The matter of depth in a princess-cut

In a round stone, the depth of a stone, measured as a percentage of the diameter, is a direct indication of the spread of that stone. Basically, one could say that a higher depth means a lower spread, while a lower depth indicates a higher spread.

Unfortunately, using well-known and tested procedures for rounds on fancies does not always work, and very often, one could be misled by simply using the rule for rounds on fancies. The depth of a princess-cut is a classic example.

In this, both technical as psychological differences are at play.

1. The technical difference

A round brilliant is a symmetrical stone with one main pavilion angle and one main crown angle. As such the depth of a stone is a direct result of that pavilion angle, that crown angle in combination with the table size and the thickness of the girdle.

Because of the round brilliant being such a straightforward stone, the rule that depth relates to spread can be applied.

Not so in a princess-cut however. To start, a princess-cut has two main pavilion angles and two main crown angles. On top of that, the table size of a princess varies considerably from 55% up to higher than 80%. Below, you can find an illustration of A.G.S.-Laboratories, which clearly shows the different angles.

Now, you should pay attention to the pavilion of this stone. The ‘pavilion 2’ goes from the girdle to the culet, and it is therefore this pavilion angle, which sets the pavilion depth.

‘Pavilion 1’ on the other hand can vary considerably in angle, without the pavilion depth being affected. It is precisely in this area that a cutter can hide a lot of weight without the total depth being affected.

2. The psychological difference

When looking at a round brilliant, we are used to seeing total depths around 60%. Psychologically, a total depth of 70% and higher in a princess-cut automatically seems extremely deep.

However, one should consider that both depths are not measured in the same way.

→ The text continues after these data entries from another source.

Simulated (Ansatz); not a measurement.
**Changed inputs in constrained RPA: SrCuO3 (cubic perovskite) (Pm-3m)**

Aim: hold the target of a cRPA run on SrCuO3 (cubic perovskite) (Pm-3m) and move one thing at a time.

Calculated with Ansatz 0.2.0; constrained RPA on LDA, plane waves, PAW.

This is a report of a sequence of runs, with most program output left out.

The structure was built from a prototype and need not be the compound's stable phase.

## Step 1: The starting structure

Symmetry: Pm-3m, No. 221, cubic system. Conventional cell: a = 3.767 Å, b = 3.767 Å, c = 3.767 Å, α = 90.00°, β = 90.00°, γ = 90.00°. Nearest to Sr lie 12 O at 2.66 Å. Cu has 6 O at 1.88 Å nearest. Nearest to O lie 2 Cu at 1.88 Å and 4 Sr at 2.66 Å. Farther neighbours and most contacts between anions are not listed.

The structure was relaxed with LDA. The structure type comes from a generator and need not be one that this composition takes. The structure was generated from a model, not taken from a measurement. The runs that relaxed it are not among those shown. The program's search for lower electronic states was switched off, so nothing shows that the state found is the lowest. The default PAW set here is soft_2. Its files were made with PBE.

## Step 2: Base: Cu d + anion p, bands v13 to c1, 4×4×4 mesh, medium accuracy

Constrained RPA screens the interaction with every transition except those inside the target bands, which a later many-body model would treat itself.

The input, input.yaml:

In a round, the total depth is a percentage of the average diameter of the stone. In a princess however, and in any fancy shape, for that matter, the total depth is a percentage of the lowest diameter.

Let us consider a perfectly square princess with a diameter of 6mm. from side to side. With a depth of 4.5 mm., we will calculate a depth percentage of 75%.

However, if we would measure the diameter from point to point, the diameter would be 8.49 mm., and the depth percentage of the highest diameter is only 53.03%.

Now, if we would work with total depth compared to the average diameter of a princess-cut, like we do in rounds, the depth percentage is 62.13%.

You will agree with me that there is a psychological difference between a depth percentage of 75% (traditional measurement) and 62.13% (measured on average diameter).

3. Conclusion

This is a very short, but important article. It shows how even the simplest rules of rounds do not necessarily apply to fancy shapes.

I hope that you have enjoyed this little arithmetic.